Something exceptionally strange occurred on June 28, 2017: Elmer Fudd hunted Batman. In some contexts, this oddball crossover might not seem too odd. On a children’s animated series or in the pages of a coloring book, two fictional characters owned by Warner Bros. crossing paths might make more sense. Batman/Elmer Fudd #1 did not play on the eponymous characters’ mutual cartoonish aspects though. It took the Looney Tune and dropped him into Gotham City as envisioned by some of the most respected creators at DC Comics today, Tom King and Lee Weeks. Together they told a detective story drenched in murder and broken promises with the deep shadows of noir playing on top. This absurd conception of a cartoon crossover seemed too crazy to be real, but it was very real.
And it was incredible.
The issue was nominated under two different Eisner Award categories and was part of Tom King’s bibliography for winning Best Writer. While this one issue has remained the golden example of how this strange combination can deliver outstanding results in the world of comics, it’s far from being alone. Since that first month DC Comics has continued to deliver a slate of four or more new crossovers whenever a month features a fifth Wednesday, a week that usually provides a smaller collection of new releases. The publisher has tapped into it legion of creators and characters from both the Looney Tunes and Hanna-Barbera franchises to continue producing increasingly odd pairings with a wide range of tones and approaches. What once seemed ridiculous has become an expectation, and looking back over the past two years, that really should not be as surprising as it is.

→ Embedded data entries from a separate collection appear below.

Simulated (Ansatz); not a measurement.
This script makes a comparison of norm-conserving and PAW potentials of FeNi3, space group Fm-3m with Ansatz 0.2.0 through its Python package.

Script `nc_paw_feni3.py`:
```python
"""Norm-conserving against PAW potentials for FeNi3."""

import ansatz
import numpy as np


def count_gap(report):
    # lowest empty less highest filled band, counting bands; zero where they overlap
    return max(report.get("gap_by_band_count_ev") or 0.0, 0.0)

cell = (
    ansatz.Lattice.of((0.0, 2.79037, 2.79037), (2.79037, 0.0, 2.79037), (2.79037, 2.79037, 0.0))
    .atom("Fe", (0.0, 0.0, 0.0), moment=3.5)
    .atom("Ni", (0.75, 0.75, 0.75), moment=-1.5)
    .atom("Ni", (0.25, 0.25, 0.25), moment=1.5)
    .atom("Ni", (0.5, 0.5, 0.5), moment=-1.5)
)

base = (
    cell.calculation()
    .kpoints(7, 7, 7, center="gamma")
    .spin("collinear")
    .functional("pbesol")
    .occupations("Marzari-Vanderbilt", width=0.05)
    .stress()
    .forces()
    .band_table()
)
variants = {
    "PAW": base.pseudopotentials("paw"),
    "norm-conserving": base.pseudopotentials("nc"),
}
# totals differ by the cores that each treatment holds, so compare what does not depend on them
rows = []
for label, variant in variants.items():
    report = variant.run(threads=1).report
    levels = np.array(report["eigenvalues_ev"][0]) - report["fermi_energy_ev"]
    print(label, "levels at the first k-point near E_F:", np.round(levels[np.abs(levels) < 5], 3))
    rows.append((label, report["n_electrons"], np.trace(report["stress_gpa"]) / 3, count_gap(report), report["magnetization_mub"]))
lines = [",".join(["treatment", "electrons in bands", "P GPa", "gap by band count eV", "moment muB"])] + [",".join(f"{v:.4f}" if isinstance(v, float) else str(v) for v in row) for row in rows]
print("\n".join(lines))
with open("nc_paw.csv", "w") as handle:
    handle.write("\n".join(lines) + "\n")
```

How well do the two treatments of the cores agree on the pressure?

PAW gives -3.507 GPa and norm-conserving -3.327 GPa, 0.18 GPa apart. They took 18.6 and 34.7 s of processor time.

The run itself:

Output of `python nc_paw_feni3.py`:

The place to start assessing any comic book, especially those that are part of long-running franchises, isn’t with the character’s name in the title, but the creators actually telling the story. While the concept of Batman and Elmer Fudd teaming up might draw some strange looks, when you mention King and Weeks in the same sentence it's bound to attract some very different attention. Their work together on the ongoing Batman series has collected glowing reviews, and Weeks is experiencing something of a revival in popularity after an already accomplished career.
That sort of perspective brings every one of these one-shot combinations into a new light. Another lineup of DC Comics and Hanna-Barbera characters were released this week, and the teams of writers and artists are a testament to both the depth and breadth of DC Comics’ bench of talent today. Writer Mark Russell and artist Rick Leonardi tackle Green Lantern/Huckleberry Hound #1, a story dedicated to Russell’s acerbic wit and ability to bring humor into today’s political debates while Leonardi’s career speaks for itself in his vast array of creations and revered stories. Meanwhile, writer Frank Tieri and artist Mark Texeira come together for Deathstroke/Yogi Bear #1 and embrace the insanity inherent within both of the characters. Tieri is a blunt instrument who dishes out violence and quickly heightening action, something Texeira excels at as one of the most memorable artists to ever dish up muscles, guns, and blood with characters like Wolverine and Ghost Rider.
Each new set of cartoon one-shots from DC Comics delivers a wide array of styles and ideas that show just how many different voices are active within the core superhero line today. While no collection of these issues will be for everyone, they’re far too different, there’s likely at least one that will appeal to every possible reader. In many ways these crossover events are a chance for DC Comics to flex creatively.
With No Impact on Continuity
Part of that flexing comes from the disconnect between these characters and their other appearances in comics or elsewhere. With ongoing series and profitable franchises, there is always pressure for creator’s to assume a caretaker role, ensuring that no form of intellectual property might be damaged in the public eye. Combine this with a fandom that brings a lot of scrutiny to the history of superheroes and it can be tough to try anything too strange or outside of the norms. That isn’t to say big, wild stories don’t occur in superhero comics, only that they are not the standard.
These cartoon crossovers bring almost none of the pressure of image maintenance or continuity. They are clearly set outside of any recognizable universe in DC Comics, Hanna-Barbera, or Looney Tunes, and that provides a great deal of freedom. While the superheroes in these stories tend to remain closer to their iconic selves, the very position of fighting with cartoons tends to elevate an already elevated version of reality. The absurdity of the feud between Tweety Bird and Sylvester sprawls into a riot between every bird- and cat-themed character in comics because there’s no possible reason why all of those characters can’t be brought together in spite of some being dead or incapacitated currently. There’s simply fewer reasons to not try something crazy.
And No Choice But to Go Big0comments
It’s not just that creators have the opportunity to go big either; they have every incentive to build the most eye-catching story possible. The one-shot format ensures that only one impression will ever be made. There is no carefully laying groundwork for future stories or saving some ideas. In Lex Luthor/Porky Pig #1 there’s a subplot about Professor Ivo operating as the executive of a drug company. It borders upon being a throwaway gag but sticks around and adds even more laughs to an already funny special because there would never be another chance to make the joke. While not every single one of these issues is a clear success, there is rarely an example of one that is not aiming to do something unique.
The new tradition at DC Comics of publishing these cartoon crossovers has quickly defined itself as being far more than a gag. While some issues are purely comedic in tone, the jokes they deliver are unlike anything else being published in superhero comics today. This event has taken two of DC Comics’ greatest strengths, top talent and recognizable properties, and found a way to unleash them together with very few restrictions. The results are always interesting and often outstanding. That’s why we hope this is one tradition that lasts for many, many fifth Wednesdays to come.